Africa's environmental history is written in the hearts of its people according to their demographics. Much of the primordial experience is reflected in the peoples' relationship with the earth rather than collecting precious zoological, metallurgical, and anthropological specimens or discovery proclamations. Nevertheless, many people have argued that the adverse effect of governance, economics, and sociology on the continent is causing the environment's quality to deteriorate at a profound pace.
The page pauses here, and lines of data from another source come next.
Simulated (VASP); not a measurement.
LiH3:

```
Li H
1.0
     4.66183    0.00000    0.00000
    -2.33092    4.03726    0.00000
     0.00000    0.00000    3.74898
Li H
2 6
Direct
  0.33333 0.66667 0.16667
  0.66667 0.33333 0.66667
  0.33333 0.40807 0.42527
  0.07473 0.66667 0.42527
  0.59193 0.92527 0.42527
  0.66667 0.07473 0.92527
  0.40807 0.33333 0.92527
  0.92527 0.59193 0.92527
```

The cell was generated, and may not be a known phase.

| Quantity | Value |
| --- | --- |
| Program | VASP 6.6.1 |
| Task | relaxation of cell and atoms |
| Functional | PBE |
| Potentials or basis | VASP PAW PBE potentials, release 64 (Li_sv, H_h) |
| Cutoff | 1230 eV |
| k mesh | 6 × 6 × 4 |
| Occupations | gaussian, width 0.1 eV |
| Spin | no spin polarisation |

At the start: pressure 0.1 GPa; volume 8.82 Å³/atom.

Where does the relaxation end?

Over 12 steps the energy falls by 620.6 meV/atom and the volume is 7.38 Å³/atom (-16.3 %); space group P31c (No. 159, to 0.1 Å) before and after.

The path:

Greener Africa's debut episode explores the process of interaction between native plants, soils, climate, and animals with human action and response over the period pre-1700 to 2000. Environmental history rarely falls neatly into specific dates, nor can a history encompass all of Africa rest on a fixed bookend date. In the late twentieth century, Africa's environment has changed from what Africans and outsiders observed in 1800. There are relatively widespread beliefs that degradation rather than merely change has been a dominant theme: the allegedly destructive processes include deforestation, erosion, loss of soil fertility, increasing drought, and biodiversity loss.
Media imagery and accounts of declining natural resources have dominated public perceptions of Africa. How accurate are these assertions of environmental decline? Who are the victims, and who are the perpetrators? What and where are the casualties? This discussion will encourage a test of those arguments and help illustrate the processes that shaped Africa's environmental history in the last few centuries of the millennium.